For whatever record, I am 100% here for turning Christian Cooper into a legitimate celebrity. He’s more compelling and interesting than 99% of the people in the entertainment industry. Christian Cooper is the African-American bird-watcher who was threatened by “Central Park Karen” Amy Cooper several days ago. He told her to leash her dog. She called the cops and claimed that she was being threatened by an African-American man. She ended up losing her dog and her job and she’s currently been investigated by the police and the city’s human rights department. In the wake of the Central Park Karen incident, people have been sharing video clips of Christian Cooper talking about birds and bird-watching in the city. He’s a beautiful, buff Harvard-educated bird nerd and I love him. And I loved him even more after reading this New York Times interview with him – he took the Times reporter bird-watching in the park yesterday. Some highlights:

He knows that we all make mistakes: “Any of us can make — not necessarily a racist mistake, but a mistake. And to get that kind of tidal wave in such a compressed period of time, it’s got to hurt. It’s got to hurt. I’m not excusing the racism. But I don’t know if her life needed to be torn apart.” He opened his mouth to speak further and then stopped himself. He had been about to say the phrase, “that poor woman,” he later acknowledged, but he could not bring himself to complete the thought.
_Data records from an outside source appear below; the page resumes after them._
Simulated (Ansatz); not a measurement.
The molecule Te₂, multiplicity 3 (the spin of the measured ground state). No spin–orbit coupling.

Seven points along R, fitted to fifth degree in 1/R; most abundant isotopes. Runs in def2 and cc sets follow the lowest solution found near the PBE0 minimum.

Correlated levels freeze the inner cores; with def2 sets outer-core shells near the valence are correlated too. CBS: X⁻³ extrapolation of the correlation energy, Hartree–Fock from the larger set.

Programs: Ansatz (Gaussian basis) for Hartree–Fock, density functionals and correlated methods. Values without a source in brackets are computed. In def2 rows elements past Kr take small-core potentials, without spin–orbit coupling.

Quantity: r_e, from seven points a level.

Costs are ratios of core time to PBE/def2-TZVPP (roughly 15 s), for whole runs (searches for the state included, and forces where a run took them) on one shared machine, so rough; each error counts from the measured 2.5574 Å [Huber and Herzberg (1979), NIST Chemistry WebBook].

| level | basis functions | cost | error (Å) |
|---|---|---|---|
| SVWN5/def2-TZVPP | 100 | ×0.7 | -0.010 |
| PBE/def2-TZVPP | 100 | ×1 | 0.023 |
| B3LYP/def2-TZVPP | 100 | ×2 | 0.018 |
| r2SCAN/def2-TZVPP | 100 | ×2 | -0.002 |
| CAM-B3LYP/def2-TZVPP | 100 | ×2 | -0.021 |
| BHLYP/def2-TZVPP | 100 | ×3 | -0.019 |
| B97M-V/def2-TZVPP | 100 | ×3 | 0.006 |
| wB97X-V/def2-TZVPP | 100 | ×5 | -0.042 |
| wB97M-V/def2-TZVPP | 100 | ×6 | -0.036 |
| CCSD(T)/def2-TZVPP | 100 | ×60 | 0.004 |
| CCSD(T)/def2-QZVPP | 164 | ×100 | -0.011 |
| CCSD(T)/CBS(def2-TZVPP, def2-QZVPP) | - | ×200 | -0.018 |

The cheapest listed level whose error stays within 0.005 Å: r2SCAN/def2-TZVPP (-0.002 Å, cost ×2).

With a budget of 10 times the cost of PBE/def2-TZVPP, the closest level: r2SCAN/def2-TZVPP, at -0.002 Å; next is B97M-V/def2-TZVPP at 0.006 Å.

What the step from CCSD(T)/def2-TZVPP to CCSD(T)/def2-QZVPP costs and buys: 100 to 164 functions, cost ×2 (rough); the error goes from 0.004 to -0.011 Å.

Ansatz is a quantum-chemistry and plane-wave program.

He has no doubt that her intent was racial: “She went racial. There are certain dark societal impulses that she, as a white woman facing in a conflict with a black man, that she thought she could marshal to her advantage. I don’t know if it was a conscious thing or not. But she did it, and she went there.”

His love of birding: Mr. Cooper’s love of birding began at age 10, he said, when his parents, two Long Island schoolteachers, enrolled him in a 4-H program. There, in a woodworking class, he crafted a bird feeder that he set in his lawn. The creatures that flocked to it set off a fascination that has endured for four decades, through his time at Harvard, where he graduated with a degree in political science, and into his years as an editor for Marvel Comics, where he is credited with creating one of the first gay characters in the Star Trek comic universe.

How do we make progress: “If we are going to make progress, we’ve got to address these things, and if this painful process is going to help us address this — there’s the yellow warbler! If this painful process — oh, a Baltimore oriole just flew across!— helps to correct, or takes us a step further toward addressing the underlying racial, horrible assumptions that we African-Americans have to deal with, and have dealt with for centuries, that this woman tapped into, then it’s worth it. Sadly, it has to come at her expense.”

He read Amy Cooper’s apology: He called it “a start.” He said he was not interested in meeting her or in any face-to-face reconciliation.

He knows there aren’t many black bird-watchers, but: “We should be out here. The birds belong to all of us. The birds don’t care what color you are.”

[From The NY Times]

Again, I am completely here for more profiles of and interviews with Christian Cooper. Get him to do a weekly bird-watchers column in the Times. Give him a talk show on PBS. Give him a bird-watching and race-relations Netflix documentary. Anyway, yeah – he didn’t have to show any sympathy for Amy Cooper but he did, which is more than she’s shown him all week. If he had not gotten her on video, Amy Cooper’s version of what went down would have been very different, I have no doubt. And he knows that too.